What Would the DREAM Act Do to Higher Education?

By David North on July 9, 2010

Does the U.S. want to push about two million, mostly not-very-interested-in-education young people into our already overcrowded and under-funded colleges so that they can claim legal status in the U.S., which they now lack?

That's one question that is not asked in a new report on the proposed DREAM Act, a specialized amnesty proposal that relates to people who came to the U.S. illegally before the age of 16.

Discussions of the DREAM Act ("Development, Relief, and Education for Alien Minors"), of course, focus on immigration policy, and they should. In addition, however, there is a very real education policy question – should we push people who would not otherwise voluntarily attend college into higher education primarily because they want legal status, not because they want to learn?

Isn't that a distortion of what higher education is all about? What would a more or less compulsory attendance policy for the estimated two million beneficiaries do to the educational institutions? To their finances, and those of the taxpayers? To the other students, all voluntary seekers of knowledge? (Or career advancement?)

The report in question, issued yesterday, is entitled "DREAM vs. Reality: An Analysis of Potential DREAM Act Beneficiaries," by Jeanne Batlova and Margie McHugh and published by the Migration Policy Institute, a Washington, D.C., think tank.

The report is useful for several reasons.

First, it underlines the large population that would be covered by the proposal, and confirms numerical estimates first made three years ago by the Center's Steven Camarota. It is interesting to note that this very partial proposed amnesty would cover 2,149,000 people; that is close to the 2.9 million that were involved with what we all thought was a pretty comprehensive legalization program (IRCA's amnesty) 20 years ago.

Second, it breaks out separate estimates, within the 2.1 million, of people who would be eligible for the various subprograms and requirements of the DREAM Act.

Third, it shows that a little amnesty is never enough to satisfy the true believers. One of the authors is quoted in the MPI press release as complaining about the act's provisions, saying, "Many potential DREAM Act beneficiaries would face difficulties in meeting the legislation's higher education or military service requirements because of hardship paying for college tuition, competing work and family time demands and low education attainment and English proficiency."

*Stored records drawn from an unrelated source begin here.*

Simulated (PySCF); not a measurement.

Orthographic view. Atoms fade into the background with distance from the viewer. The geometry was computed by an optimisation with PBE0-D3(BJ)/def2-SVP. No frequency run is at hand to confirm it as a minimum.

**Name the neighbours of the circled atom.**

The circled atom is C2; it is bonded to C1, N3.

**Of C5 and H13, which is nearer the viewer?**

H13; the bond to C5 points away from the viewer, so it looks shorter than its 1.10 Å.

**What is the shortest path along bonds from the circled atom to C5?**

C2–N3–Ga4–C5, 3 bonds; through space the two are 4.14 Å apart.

That may sound like a population that needs schooling, but not one that would likely do well in a college or university. (Were the DREAM Act to pass, a few of the beneficiaries would, of course, do splendidly, and MPI would tell us about their successes.)

The act, generally, would grant a (longish) path to green card status to people who came to the U.S. illegally before 16, at least five years ago, and have obtained a high school diploma or a GED. Those qualifications would make them conditional entrants; to move to green card status they would also need to spend two years in either post-secondary education (including community colleges) or in the military. There appears to be no requirement that anyone finish college.

The act is attractive to mass migration advocates because they do not seem to be doing very well with their broader proposal for "comprehensive immigration reform."